Data Pipeline Blueprints
Data pipeline blueprints describe the data extraction, transformation, and workspace loading options.
Workspace Data Loading
The workspace data loading blueprint is the simplest one from the GoodData platform footprint standpoint. It relies on a third party process (executed outside of the GoodData platform) that pushes data to one or more GoodData workspaces via the GoodData SLI REST API. For more information, see Loading Data via REST API.
This blueprint is suitable in situations when you have already adopted an ETL infrastructure that you want to integrate with the GoodData platform, for example:
- Informatica
- Keboola Connect
- MS Azure platform with MS SQL transformation services
End-to-End ELT
This is currently the most comprehensive GoodData data pipeline blueprint. End-to-End ELT (Extract Load Transform) leverages a custom extraction process (CloudConnect or Ruby) for incremental data extraction, staging data transformation in ADS, and the custom workspace loading process implemented in CloudConnect or Automated Data Distribution (for details, see Automated Data Distribution).

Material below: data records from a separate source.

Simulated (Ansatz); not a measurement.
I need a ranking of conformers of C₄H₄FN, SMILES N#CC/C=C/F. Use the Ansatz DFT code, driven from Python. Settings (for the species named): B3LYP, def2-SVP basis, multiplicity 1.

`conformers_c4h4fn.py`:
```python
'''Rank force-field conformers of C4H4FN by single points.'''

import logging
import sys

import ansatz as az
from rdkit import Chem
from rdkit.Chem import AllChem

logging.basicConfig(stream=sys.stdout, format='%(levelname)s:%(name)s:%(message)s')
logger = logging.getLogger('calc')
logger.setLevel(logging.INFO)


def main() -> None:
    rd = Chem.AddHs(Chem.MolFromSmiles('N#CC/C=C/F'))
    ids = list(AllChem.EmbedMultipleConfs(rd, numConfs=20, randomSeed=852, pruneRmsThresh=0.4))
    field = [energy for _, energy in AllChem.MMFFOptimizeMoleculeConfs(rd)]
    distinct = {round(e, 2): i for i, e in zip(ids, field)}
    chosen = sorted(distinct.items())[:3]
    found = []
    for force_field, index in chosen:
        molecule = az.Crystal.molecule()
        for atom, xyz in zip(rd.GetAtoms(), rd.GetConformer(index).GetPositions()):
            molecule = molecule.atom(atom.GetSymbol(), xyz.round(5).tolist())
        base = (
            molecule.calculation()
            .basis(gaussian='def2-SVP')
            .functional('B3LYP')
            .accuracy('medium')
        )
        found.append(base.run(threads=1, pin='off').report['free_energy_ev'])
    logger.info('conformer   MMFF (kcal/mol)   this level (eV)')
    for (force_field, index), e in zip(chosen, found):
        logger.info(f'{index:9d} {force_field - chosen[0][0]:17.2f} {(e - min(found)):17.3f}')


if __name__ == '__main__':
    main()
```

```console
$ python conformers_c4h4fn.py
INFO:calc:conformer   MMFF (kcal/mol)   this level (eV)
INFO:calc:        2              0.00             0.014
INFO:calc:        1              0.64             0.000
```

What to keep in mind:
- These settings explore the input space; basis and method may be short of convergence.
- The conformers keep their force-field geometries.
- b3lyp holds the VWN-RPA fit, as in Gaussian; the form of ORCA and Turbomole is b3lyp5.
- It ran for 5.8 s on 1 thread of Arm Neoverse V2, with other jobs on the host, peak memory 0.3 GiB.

This blueprint is currently used for the largest GoodData multi-tenant solution implementations with hundreds and thousands of tenants. It is the only option in following situations:
- Multi-tenant solution that populates multiple workspaces with data, including:
- PbG (Powered by GoodData) solutions when the data is spread into multiple workspaces (usually a workspace is mapped to an ultimate customer/tenant)
- Corporate solutions that populate multiple workspaces (for example, sales/marketing/support workspaces) with data from a single ADS instance
- Incremental workspace data loading (large data volumes in workspaces)
There is a variant of this blueprint that leverages the Automated Data Distribution for workspace loading. This variant is recommended in situations when the data loaded to the workspace is small enough so it can be loaded in full. This may require a significant data aggregation or filtering (that reduces data volume) in the ADS.